This is just plain not true. The fact of the matter is that if you stick to good practices, writing C code that does not crash under regular usage is not at all difficult. The problem is that writing C code that is guaranteed not to contain memory issues is extremely hard. But writing programs that don't crash "all the time" is not at all difficult.
This is why I can understand the push to use memory-safe languages to avoid memory safety issues in critical or widely-relied-upon programs. But the main reason you are using it in these cases is to avoid memory safety bugs, not to help you write programs that don't "crash all the time". And even then, the main incentive is that memory safety bugs can be quite severe bugs in areas like networking code, where they might become a significant security risk. The crashes aren't even the main concern here.
On using C from the creators of curl:
> We count about 40% of our security vulnerabilities to date to have been the direct result of us using C instead of a memory-safe language alternative. (https://daniel.haxx.se/blog/2025/04/07/writing-c-for-curl)
And, like what I was referring to, it is even more difficult to prove the absence of memory safety issues entirely. We have only managed to actually prove it for a handful of non-trivial programs, like the seL4 microkernel.

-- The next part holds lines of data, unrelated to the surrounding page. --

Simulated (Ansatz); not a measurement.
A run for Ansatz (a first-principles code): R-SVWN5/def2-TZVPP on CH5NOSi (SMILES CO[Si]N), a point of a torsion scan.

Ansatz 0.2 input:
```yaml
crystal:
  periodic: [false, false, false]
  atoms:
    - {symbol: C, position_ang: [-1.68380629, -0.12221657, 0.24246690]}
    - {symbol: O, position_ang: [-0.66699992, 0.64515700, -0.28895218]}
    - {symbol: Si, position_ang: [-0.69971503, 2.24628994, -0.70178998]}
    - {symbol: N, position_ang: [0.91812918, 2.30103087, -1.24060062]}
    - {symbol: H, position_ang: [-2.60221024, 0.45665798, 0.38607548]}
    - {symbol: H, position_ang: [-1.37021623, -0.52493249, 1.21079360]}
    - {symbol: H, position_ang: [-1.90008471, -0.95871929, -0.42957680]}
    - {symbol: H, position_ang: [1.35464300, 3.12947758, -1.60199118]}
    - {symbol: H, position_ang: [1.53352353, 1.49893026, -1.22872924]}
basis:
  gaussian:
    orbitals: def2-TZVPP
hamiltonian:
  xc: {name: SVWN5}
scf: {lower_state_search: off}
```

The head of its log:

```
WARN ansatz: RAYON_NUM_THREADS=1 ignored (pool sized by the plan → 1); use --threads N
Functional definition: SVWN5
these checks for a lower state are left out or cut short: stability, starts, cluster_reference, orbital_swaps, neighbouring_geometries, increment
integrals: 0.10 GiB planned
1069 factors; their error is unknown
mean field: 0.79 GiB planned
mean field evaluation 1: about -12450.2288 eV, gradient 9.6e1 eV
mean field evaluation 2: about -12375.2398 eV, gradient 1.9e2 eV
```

Now, this is all an entirely different question to whether the extra work required to write your program in Rust to avoid memory safety problems is actually worthwhile. If you are writing a program with no networking code, no privilege escalation, and no confidential information, the answer is probably that it doesn't matter. If a game has a buffer overflow in some weird edge case, it doesn't really matter. If your data processing code has a problem, you can probably spot that and it probably won't lead to any security concerns. If your file system scanner runs into a memory safety issue, it probably won't negatively impact you that much.
But if your crypto library has memory safety problems, you are in for a bad time.